OUJI-CR 9-45


The prosecution has introduced what is known as victim impact evidence. This evidence has been introduced to show the financial, emotional, psychological, or physical effects of the victim's death on the members of the victim's immediate family. This evidence is simply another method of informing you about the specific harm caused by the crime in question. You may consider this evidence in determining an appropriate punishment. However, your consideration must be limited to a moral inquiry into the culpability of the defendant, not an emotional response to the evidence.
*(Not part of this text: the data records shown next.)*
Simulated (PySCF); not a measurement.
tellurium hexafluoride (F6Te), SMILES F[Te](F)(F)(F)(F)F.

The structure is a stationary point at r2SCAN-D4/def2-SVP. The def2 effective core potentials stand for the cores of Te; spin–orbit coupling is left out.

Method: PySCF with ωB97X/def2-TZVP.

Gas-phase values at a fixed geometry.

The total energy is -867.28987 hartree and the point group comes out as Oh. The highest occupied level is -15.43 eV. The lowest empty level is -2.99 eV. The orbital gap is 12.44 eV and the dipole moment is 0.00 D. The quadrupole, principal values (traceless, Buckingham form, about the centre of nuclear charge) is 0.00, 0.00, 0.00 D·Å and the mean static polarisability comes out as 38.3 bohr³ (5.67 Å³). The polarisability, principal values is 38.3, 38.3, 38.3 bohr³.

As it relates to the death penalty: Victim impact evidence is not the same as an aggravating circumstance. Proof of an adverse impact on the victim's family is not proof of an aggravating circumstance. Introduction of this victim impact evidence in no way relieves the State of its burden to prove beyond a reasonable doubt at least one aggravating circumstance which has been alleged. You may consider this victim impact evidence in determining the appropriateness of the death penalty only if you first find that the existence of one or more aggravating circumstance has been proven beyond a reasonable doubt by evidence independent from the victim impact evidence, and find that the aggravating circumstance(s) found outweigh the finding of one or more mitigating circumstances.

As it relates to the other sentencing options: You may consider this victim impact evidence in determining the appropriate punishment as warranted under the law and facts in the case.

Statutory Authority: 21 O.S. 2016, § 710.10(C).

Notes on Use

This instruction is for use in death penalty cases. It should not be given if affirmatively waived by the defendant and his attorney.
The Court of Criminal Appeals held in Cooper v. State, 1997 OK CR 22, ¶¶ 3-4, 894 P.2d 420, 422, that it was improper for the trial court to order a second stage for the sole purpose of presenting victim impact evidence to the jury before the jury recommended a sentence. 21 O.S. 2011, § 142A-8 authorizes victim impact statements to be presented "at the sentence proceeding". Separate sentencing proceedings should not be conducted before a jury, except in cases where the death penalty is sought and in bifurcated proceedings for enhanced sentencing after former conviction of a felony. The Court of Criminal Appeals has not ruled on whether victim impact statements are admissible in a bifurcated proceeding for enhanced sentencing after former conviction of a felony. Accordingly, the Committee has not prepared a jury instruction for such cases.

Committee Comments

This instruction is taken from Cargle v. State, 1995 OK CR 77, ¶ 77, 909 P.2d 806, 828-29. Cargle has been modified by the Tenth Circuit Court of Appeals in Cargle v. Mullin, 317 F.3d 1196 (10th Cir. 2003). The United States Supreme Court decided in Bosse v. Oklahoma, 137 S.Ct. 1 (2016), that it was improper for relatives of a victim in a murder case to recommend a death sentence to a jury.